Here is how we are planning. We iterate with our team and agents on one plan document.
It starts with some of the key things in a PRD but shorter and to the point: goals, use cases, jobs to be done, differentiators, strategy, succcess.
Then, in the same document, we include architecture diagrams in excalidraw or mermaid.
Then we describe the implementation approach but without any code, the approach.
Goal is as short as possible while being thorough... usually a few pages.
Now, we have one unified document that we/agents can use to build. The agents use this plus a full testing plan plus the code. And we get much better results.
It is nice because a human can and will read a few page document and the agents will keep it up-to-date with what is implemented.
- Plan: Write a plan in markdown. Edit this. Iterate. The plan isn’t a throwaway note. It tracks status as work progresses (draft -> in-development -> in-review -> completed), versions with git alongside the code, and serves as the single source of truth. When the agent later implements, it reads this document. When we review the work, we compare against it.
- Diagram: Have the agent enrich the plan with architecture diagrams and data models. Edit this. Iterate. These artifacts live alongside the plan and the code. When the agent later implements, it doesn’t need us to re-explain the architecture or the schema. It reads them directly.
- Mockup: For anything with a UI, we create mockups before touching code. We generate interactive html/javascript most of the time. This replaces the Figma-to-engineering handoff entirely. When the agent implements the UI, it already knows what it should look like. No exporting, no describing screenshots in words, no “make it look like the design.”
- Tests: We have the agent write tests based on the plan, diagrams, and mockup. We review them, add edge cases, and now we have an executable definition of “done.”
- Implement: Now we tell the agent: “Implement the notification system. Run tests after each major change. Keep going until all tests pass.” The agent works iteratively. Implements the database migration from the data model. Runs tests — schema tests pass. Builds the WebSocket server. Implements the frontend. Runs Playwright and catches a CSS issue from the screenshot, fixes it, reruns. Eventually: all green.

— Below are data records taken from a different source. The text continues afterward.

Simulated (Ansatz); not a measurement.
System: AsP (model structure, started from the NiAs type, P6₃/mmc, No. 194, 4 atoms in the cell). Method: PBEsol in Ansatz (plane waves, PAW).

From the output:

- Review the work. When the agent finishes, we review. We click through the changes, see exactly what was added, modified, or removed, and compare it against the plan and mockup.
- Commit
- Update the Plan: After committing, we close the loop. We ask the agent to update the plan: status moves from in-development to completed, acceptance criteria get checked off, and any implementation notes get added. If anything doesn't match, either the plan gets updated or we rework the code.
- Update Docs and Website: The agent updates our documentation and our website, keeping everything in sync and up-to-date
What I like about this and why it works is that each step produces context that the next step consumes. By the time the agent starts writing code, it has the spec, the architecture diagram, the database schema, the mockup, and the test suite. Once its done coding, we update everything giving us clean context to build on.
- AI increases the gap between the motivated/curious and the lazy/fatalistic. When I'm motivated/curious, I learn and grow. When I'm lazy/fatalistic, I forget and shrink. I can have agents write code and do all sorts of stuff, but in every interaction I want to be involved and learning by asking questions. Stay curious. Don't be lazy.
- AI can be a catalyst that provides me with the activation energy I need to learn new things and do higher quality work. I'm coding now. I can work in git now. I am doing much higher quality marketing. Lean into this.
- AI enables every person, even the most junior, to become a leader and manager of agents. Many of the same principles of good leadership and management apply. I want to lead my agents well, but even more I want to lead teams of people well, so keep honing this.
- AI can improve many systems and processes. For 30 years, many professions have been slave to the database. The doctor isn't looking at you, she's typing into Epic. AI can make this much better.
- But, like the database, we will all have to use AI whether we want to or not and we will be shaped by it. I don't want to write like AI. (Here is the real truth. It's not this. It's that) I am moving 5x faster than I was 2 years ago which is so cool, but I'm not sure I have a choice. I am tempted to look at my mobile app during family time to make sure my agents are moving. Resist. Don't let it change me :) I'm not sure how much that is possible except maybe with friends.
- AI is very much a human achievement, cool math that compresses and makes available all human knowledge. Don't worship AI. Don't fear it. Work to make it a tool at the service of people.
- AI is not a person so don't build a relationship with it. Refer to it as it to help myself remember this. Every day invest in at least one friendship.
- The line between what is me and what is my avatars/bots should be clear.
- Extrapolation is difficult to get right. Most people who see the future super clearly are trying to sell me something or get me to submit to their future. Imagine the future I want and work to realize it.
- Work is meaningful for me and for most people. The goal is not to eliminate human work. Work to help many people have meaningful work to do.